What we have here is the first two pages of the Alan Grant script. There's a lot of detail in these two pages. These pages, written by Grant, bear hand-written notes from both Breyfogle and editor Denny O'Neil. Norm has a tendency to write notes both to himself and to his writers/editors on his scripts, along with sketches, ideas and annotations. Indeed the script for Batman: Dreamland has all of the above, plus pages of notes that were faxed to Alan Grant with sketch designs for weapons in Batman's hands.
The second page of the script finishes the description for the splash. You may wish to enlarge the pages to fully appreciate what you're reading. Studying Grant's script has given me a better understanding of what is required, detail wise, when putting together a comic book. Grant trusted Breyfogle and vice-versa when it came to these issues, and this script helps show to what level.

This is Alan Grant's sketch. This was included so Norm could get a rough idea of how Grant envisioned the splash page ultimately looking like. Although the final product wouldn't look anything like this, this crude sketch did serve to provide Breyfogle with a sense of design and lay-out. And how many Alan Grant sketches have you seen in your days? According to Norm this wasn't the standard way that the pair worked and Grant would rarely provide such sketches, clearly he had a vision of the splash that he wanted to impart to Norm.

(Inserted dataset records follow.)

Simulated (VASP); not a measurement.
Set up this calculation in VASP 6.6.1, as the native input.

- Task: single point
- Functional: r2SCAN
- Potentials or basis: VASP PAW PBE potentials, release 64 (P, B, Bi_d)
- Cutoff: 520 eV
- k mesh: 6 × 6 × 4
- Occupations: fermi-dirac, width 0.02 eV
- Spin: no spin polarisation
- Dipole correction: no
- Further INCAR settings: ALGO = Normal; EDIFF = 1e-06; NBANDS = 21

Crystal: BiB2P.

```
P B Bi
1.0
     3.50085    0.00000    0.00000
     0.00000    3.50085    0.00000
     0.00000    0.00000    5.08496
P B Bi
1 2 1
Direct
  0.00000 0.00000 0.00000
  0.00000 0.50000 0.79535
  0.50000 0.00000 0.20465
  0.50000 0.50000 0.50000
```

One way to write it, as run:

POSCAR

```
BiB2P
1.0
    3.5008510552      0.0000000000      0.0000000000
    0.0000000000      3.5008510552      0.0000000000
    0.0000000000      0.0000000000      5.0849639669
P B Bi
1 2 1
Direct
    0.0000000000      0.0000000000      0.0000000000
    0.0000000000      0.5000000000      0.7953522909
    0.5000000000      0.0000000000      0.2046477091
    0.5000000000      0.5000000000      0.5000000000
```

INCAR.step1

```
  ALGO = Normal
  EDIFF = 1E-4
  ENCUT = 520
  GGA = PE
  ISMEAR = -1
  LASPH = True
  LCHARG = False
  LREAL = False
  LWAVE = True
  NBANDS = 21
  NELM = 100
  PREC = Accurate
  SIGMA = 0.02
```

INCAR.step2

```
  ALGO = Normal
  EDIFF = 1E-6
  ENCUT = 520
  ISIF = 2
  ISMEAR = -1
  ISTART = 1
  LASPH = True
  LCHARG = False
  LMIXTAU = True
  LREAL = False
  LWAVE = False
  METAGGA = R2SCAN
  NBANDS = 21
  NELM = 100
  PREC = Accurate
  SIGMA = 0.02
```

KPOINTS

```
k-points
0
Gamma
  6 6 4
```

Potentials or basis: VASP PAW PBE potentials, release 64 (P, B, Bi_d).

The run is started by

From the script and Grant's design sketch, Breyfogle then went on to do his own rough pencil preliminary art. These preliminaries were amongst the most exciting part of the entire package, as they show an artist at his most purest. Preliminaries are generally some of the most interesting pieces of art that an artist produces. Jim Mooney's preliminaries always exhibited a speed and violence that, as great an artist that Jim was, wasn't always present in his final product, especially if he was inked by another artist. The same applies here with Breyfogle's preliminaries.

What is also interesting about Norm's preliminaries is that they are, at times, virtually full pencils. Initially Norm did his preliminaries to work out pacing, fix any potential problems and the like, once they were done he'd then redraw the pages into full sized pencils. Once Norm began to ink his own work he'd then draw grid lines on the preliminaries and hire his brother, Kevin (also a talented artist in his own right) to enlarge the prelims into full pencils, which Norm would then ink. The next natural progression was Norm drawing his full pencils on A4 paper, which he would then enlarge and ink. I have several issues of books done in this fashion and it's always interesting to see subtle changes from the pencils to the final inks.

Here we have the splash page in final pencil form. You'll need to excuse the scan, this was taken from a reduced photocopy of the final penciled page. Again there's not much in the way of difference between the preliminary page and this penciled page. From here the page was approved and shipped off to inker Steve Mitchell.

And the final inked page is presented here as it now looks. Mitchell was, and still is, one of the best inkers that has ever worked with Norm Breyfogle. Steve was assigned to Norm early in his Batman career and oversaw some of the best work that Norm did on both Batman and Detective. With this page you can easily see why. Mitchell was an inker of nuance and never attempted to overpower Norm's work with his own style. Inkers can do several things to pencil art, they can go to town on it and make it look like their own work, they can merely trace ever line or they can enhance the pencils and bring out the best in the pencil artist. The former rarely stay in business long, the second inker is a trained monkey and the last inker are amongst the best in the business and why inkers are just as vital to a successful comic book as the pencil artist. I've always said that a bad inker can make anyone look worse than they ever could be, a good inker can make art look good and an amazing inker can make anyone look great, but they can make the great artists look amazing. Steve Mitchell is an amazing inker and Norm was lucky to have him. Mitchell allowed Norm to develop into his own style and out his heart and soul into every issue.

And that is how a splash page was designed. I've added the photocopy of the original cover art of this issue as well, just because I know people love that stuff. Now the question remains, why won't anyone hire these three giants to work on a monthly comic, or even a one-off. The thought of Alan Grant, Norm Breyfogle and Steve Mitchell again working on a Batman related book, or any title really, makes most people salivate, but for some reason no major company wants to know. Why? I know some of the reasons why, but I'll leave it to others to guess.